In her classic 1991 article, Katha Pollitt named the tendency in media where “a group of male buddies will be accented by a lone female, stereotypically defined” the “Smurfette Principle.” Twenty years later, this principle is still all too common–including in the new movie The Smurfs.
In the film, Smurfette–the first and usually only female Smurf–is certainly stereotypically defined, as she was in the cartoon. But in CGI her blonde locks are even more obvious, threatening to weigh down her feminized Smurf body. Near the start of the film, Smurf-antagonistic sorcerer Gargamel (Hank Azaria) has a rather creepy sequence praising “the tawny locks of Smurfette.” In a later scene, we see Smurfette distracted in a toy store, first with unicorns then with doll dresses, at which she exclaims, “Dresses! I could have more than one kind of dress. What?!?” Shortly after, she is angry when told it’s time to go, insisting “Wait! I am shopping!” She wears heels, again in keeping with the cartoon, and has a wide-eyed made-up look to her blue face.
As asked in the post “Gendering Smurfette” on the blog Feminist Media, “Why, decades after the original Smurfs were trotted out, are we still portraying the only female Smurf as an essentialized cliché of femininity?” Why indeed. Even if the filmmakers wanted to stay true to Smurf-lore, they could have brought in the later added female Smurfs Sassette or Nanny, or how about one of the witches instead of only including Gargamel?
Or, they could have made up for only one Smurfette with the inclusion of more female human lead characters. Instead of Patrick Winslow (Neil Patrick Harris) being an ad exec, why not give that job to Grace (Glee’s Jayma Mays)? Instead, she is almost entirely defined by her pregnancy and her niceness. How feminine!
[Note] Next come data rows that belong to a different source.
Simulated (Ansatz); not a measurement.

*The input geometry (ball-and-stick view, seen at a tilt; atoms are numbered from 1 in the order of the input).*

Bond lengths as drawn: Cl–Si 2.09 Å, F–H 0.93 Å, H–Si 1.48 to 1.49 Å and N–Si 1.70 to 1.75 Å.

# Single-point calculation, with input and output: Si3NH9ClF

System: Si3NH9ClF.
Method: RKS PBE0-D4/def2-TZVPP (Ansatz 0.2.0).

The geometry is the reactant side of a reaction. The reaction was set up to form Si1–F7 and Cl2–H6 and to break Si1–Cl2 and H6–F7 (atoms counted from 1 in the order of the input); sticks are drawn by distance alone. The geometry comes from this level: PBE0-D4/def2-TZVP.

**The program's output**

At Smurf.com we learn, as we do in the film, that Smurfette was created by Gargamel to cause trouble for the Smurfs. Ah, the evil that is feminine. To add a nice twist of colorism to her origin story, she originally had black hair but it turned blonde when Papa worked all night to make her a real Smurf! She is described as “the charming Smurfette that melts the hearts of the other Smurfs. She’s one of a kind, full of feminine grace and frivolous. She can also be very much a woman, playing with the feelings of her sweethearts.” Oh my Smurf!
In the film, Smurfette uses these feminine wiles–”making sexyface“ at the camera and coyly telling Patrick, “Ohh, someone looks Smurfalicious.” The poster featuring her character has the same word on it printed in huge letters, metaphorically shouting, “Look, girls, you better be Smurfalicious too. Your looks are all that matter.” In one of the worst instances of sexing-up Smurfette, she has a Marilyn Monroe moment where she models a new dress and her skirt blows up. One of the male Smurfs smirks “Are you thinking what I’m thinking?”
The emphasis on female beauty (vs. empowerment) is furthered by Patrick’s work at the cosmetics company Anjelou, where his boss Odile (Sofia Vergara), is marketing a new anti-age cream with the name “Juvenel.” In one scene, Gargamel uses his magic to turn Odile’s mother beautiful, which, by the film’s standards makes her younger, thinner and larger breasted. Odile, like Smurfette, uses her “feminine wiles” as she flirts with Gargamel in hopes she can buy some of his magic.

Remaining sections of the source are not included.